The mistake that undermined credibility came to light in 2004 as a shortfall that amounted to more than $4 million that accumulated for years as business managers turned over frequently and board members and administrators focused on extra revenue coming in rather than their overspending.
Logas said the district is making progress on academic fronts, and officials must begin to address the long-neglected infrastructure, to build three new schools – one to replace Dr. Howard, one north of University Avenue and one in Savoy – and make major upgrades at all other elementary schools except the newest (Stratton and Barkstall) and buy land for a high school, which could be built after a future ballot question.
"Educators can't control a child's home life, parental involvement or socioeconomic status, but we can control whether or not students are in a safe, functional and efficient building," Logas said.
Adding it up
He has calculated costs of opening two new facilities both as two- and three-strand schools to make sure the district won't run short of operational money and won't have to go back to voters for more money. He said the calculations are intentionally conservative; they include only money from the state – which increases as the number of students increases – not revenue generated by the healthy recent increases in district assessed valuation.
Logas said both new schools likely will open as two-strand schools. With 292 students in a school, the district would receive $1.508 million in general state aid, now $5,164 a student. His calculations don't include extra revenue or expenses for special education students and some other programs.
He said moving 92 students out of Robeson to enlarge available space there and moving another 92 students out of mobile classrooms would fill one school. Demographic projections by architects and by city and village officials suggest there will be enough new students by the time the second school is available to fill it.
Officials are talking about shifting students from schools where extensive work is being done into one of the new schools so neither contractors' nor students' work is disrupted. Dr. Howard students also would have to be put in temporary quarters while their school is rebuilt.
Logas said expenses related to the new two-strand schools would include almost $1 million for new teachers, about $187,500 for books and supplies and about $120,000 for annual utility costs, which totals about $1.3 million.
Operating a three-strand school with 438 students is more efficient, with state aid revenue that totals about $2.3 million and estimated basic expenses that would add up to about $1.6 million.
Logas said additional utility costs for operating heating and cooling systems at the eight retrofitted schools would be about $38,400, but anticipated new revenue still would exceed expenses by more than $150,000 at a two-strand school and by more than $600,000 at a three-strand school.
"We haven't included things like computers, desks, filing cabinets and other furnishings," Logas said. "How will we pay for them? We would get the building bond money upfront, and the money goes out slowly. I would hope we could build the two new elementaries the first year and I think we can make enough on the invested money to pay for furnishings.
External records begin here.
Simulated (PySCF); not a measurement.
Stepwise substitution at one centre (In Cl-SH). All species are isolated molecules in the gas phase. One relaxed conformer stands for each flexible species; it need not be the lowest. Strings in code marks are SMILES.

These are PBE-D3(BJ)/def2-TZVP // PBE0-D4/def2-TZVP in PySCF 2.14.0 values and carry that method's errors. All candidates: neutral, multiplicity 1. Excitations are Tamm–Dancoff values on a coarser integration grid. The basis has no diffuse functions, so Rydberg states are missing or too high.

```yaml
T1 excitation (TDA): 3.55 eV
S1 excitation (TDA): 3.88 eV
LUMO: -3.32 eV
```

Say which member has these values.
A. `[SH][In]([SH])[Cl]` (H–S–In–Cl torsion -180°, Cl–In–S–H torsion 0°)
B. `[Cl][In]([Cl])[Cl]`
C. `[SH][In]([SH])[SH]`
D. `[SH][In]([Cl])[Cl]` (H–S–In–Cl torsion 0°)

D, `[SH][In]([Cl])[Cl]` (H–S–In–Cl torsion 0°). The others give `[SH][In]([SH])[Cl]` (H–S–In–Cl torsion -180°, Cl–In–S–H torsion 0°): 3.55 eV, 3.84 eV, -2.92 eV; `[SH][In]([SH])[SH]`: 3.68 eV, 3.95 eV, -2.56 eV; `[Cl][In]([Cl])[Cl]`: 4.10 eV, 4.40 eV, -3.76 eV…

He said at any given time during the three-year construction period the district would have $30 million in the bank. Invested at 4.5 percent, it would be making about $4 million in interest.
Time for change
Champaign Federation of Teachers President Greg Novak said teachers welcome plans to modernize their schools, plans that include air conditioning for all elementaries that don't have it and extensive renovations and construction to add teaching and office space, upgrade wiring and replace windows at some elementaries.
"When you think about it, we're teaching in some buildings built in the 1940s and '50s," Novak said. "Those classrooms were built with two electrical outlets, one in the back for a projector and one in the front for overheads. You can't expect them to be adequate for this electronic age."
He also said crowded space at some schools means psychologists and social workers, who need to work with children confidentially, are working out of closets or sometimes in corners of classrooms.
Washington social worker Jesus Yepez said two years ago he, Gail Groff and their intern worked with children in a small storage area between two kindergarten classes, an area with little of the privacy social workers need to deal with children's difficulties.
"After it became apparent that wasn't a very good idea, the district moved one of the two portables at Centennial to Washington and gave it to us to use," Yepez said. "They set it up on the blacktop, and it's spacious and accessible. But for the kids and staff members to go back and forth to the main building is very cumbersome."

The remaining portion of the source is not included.